IAM, Marseille’s Original Hip Hop Collective

17 April, 2021

The original Marseille rap collective IAM.<

The original Marseille rap collective IAM.

Melissa Chemam

Who in France did not dance the “Mia” in 1994? The track on the second album of IAM’s Ombre est lumière made this collective of rappers and breakdancers from Marseille — absolute fans of New York rap — known throughout the country. If IAM remains little known to the English-speaking public, it nevertheless reflects the incredible journey of French rap, and the unexpected appearance of Marseille on the cultural map.

“Mia” was a dance explosion but also the chronicle of a city that until then had only made rare appearances on French television, almost always on the nightly news. The song invaded the French media space with a video clip directed by the filmmaker Michel Gondry, who worked at the time with the biggest stars of music, from Björk to Massive Attack.

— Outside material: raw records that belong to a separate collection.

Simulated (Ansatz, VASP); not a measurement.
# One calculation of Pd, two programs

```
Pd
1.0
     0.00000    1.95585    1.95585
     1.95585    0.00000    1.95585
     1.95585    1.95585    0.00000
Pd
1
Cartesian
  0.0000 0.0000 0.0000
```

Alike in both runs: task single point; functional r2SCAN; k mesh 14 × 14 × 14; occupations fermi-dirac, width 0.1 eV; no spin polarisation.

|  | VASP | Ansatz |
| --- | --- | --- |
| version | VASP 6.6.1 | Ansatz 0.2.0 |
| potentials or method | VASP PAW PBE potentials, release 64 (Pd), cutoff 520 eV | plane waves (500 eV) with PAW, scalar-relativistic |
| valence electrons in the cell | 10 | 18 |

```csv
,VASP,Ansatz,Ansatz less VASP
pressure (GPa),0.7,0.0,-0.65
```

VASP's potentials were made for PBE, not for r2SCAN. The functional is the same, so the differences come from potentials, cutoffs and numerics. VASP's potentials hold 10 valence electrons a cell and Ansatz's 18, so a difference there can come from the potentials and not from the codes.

“In the early 80’s, I remember the parties / Where the atmosphere was hot and the guys would come in / Stan Smith on their feet, looking cold,” rapper Akhenaton, whose real name is Philippe Fragione, intones: “They scanned the room with the three-quarter leather rolled around their arm,” all over a sample of George Benson’s “Give Me the Night”, released in 1980, slowed down and covered with hip-hop pulses.  

“This song eludes all known musical references,” wrote Jean-Marie Jacono in the popular music magazine Volume! in 2004. “It’s neither a typical rap song nor a dance song, even if it evokes the parties of the Marseille nightclubs of the 1980s.” 

It propelled the rap group — still a relatively underground genre in France in 1993/94 — to the forefront – a first for a group from Marseille. “‘Je danse le mia’ was revenge, not only for Marseille, but for the whole of France on Paris,” says music journalist Rebecca Manzoni, of the national radio station France Inter.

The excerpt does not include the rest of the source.